True, the outlook for the euro zone economy is not great, but there are plenty of good reasons why the euro zone's peripheral equity markets look appealing right now, one expert tells CNBC.
"It is too early to talk about growth, but what is interesting is that all the leading indicators we are looking at are currently touching a bottom and the risk of downside is low," said Patrick Legland, global head of research at Societe Generale, adding that he favored equity markets in the peripheral euro zone.
While foreign investors have piled into government bonds in peripheral euro zone countries such as Spain, Italy and Portugal this year as concerns about the debt crisis in the region ease, stock markets in those countries have broadly underperformed major equity markets.

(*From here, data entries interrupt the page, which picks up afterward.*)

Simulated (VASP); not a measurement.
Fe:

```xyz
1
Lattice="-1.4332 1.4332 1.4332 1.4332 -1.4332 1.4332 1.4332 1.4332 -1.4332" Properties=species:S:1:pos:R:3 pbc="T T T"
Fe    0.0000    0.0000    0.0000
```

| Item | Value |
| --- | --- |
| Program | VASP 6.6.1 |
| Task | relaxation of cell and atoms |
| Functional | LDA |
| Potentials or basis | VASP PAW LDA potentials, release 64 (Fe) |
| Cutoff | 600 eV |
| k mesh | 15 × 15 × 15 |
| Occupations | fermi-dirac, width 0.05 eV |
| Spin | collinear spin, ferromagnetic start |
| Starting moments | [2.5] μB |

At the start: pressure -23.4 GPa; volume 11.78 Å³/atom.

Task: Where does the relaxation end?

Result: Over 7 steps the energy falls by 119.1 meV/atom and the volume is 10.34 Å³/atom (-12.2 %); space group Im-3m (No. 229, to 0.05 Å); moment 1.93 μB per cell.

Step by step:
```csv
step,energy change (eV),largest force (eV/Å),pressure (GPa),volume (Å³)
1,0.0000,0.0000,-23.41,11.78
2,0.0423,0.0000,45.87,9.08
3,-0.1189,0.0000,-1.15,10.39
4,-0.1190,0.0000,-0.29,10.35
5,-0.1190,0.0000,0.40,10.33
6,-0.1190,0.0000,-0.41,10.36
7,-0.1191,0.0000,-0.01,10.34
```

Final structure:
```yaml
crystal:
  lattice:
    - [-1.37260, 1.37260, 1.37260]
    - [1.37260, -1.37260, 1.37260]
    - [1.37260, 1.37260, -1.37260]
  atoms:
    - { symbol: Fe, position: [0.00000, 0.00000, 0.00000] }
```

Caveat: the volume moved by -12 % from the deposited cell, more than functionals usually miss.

For instance, Spain's benchmark stock index is up 1.87 percent so far this year, while the pan-European FTSEurofirst 300 index has gained more than 7 percent. While Italy's stock market has rallied almost 6 percent and Portugal is up about 5 percent, they have lagged gains on major global markets. The S&P 500 is up 14 percent and the Nikkei is higher 33 percent even after heavy selling in May.
"We have seen peripherals make huge improvements in their budget deficits, secondly they are massively declining their unit labor costs and we are starting to see European companies re-positioning there," Legland told CNBC Asia's "Squawk Box," outlining reasons why he thinks assets in the euro zone periphery look attractive.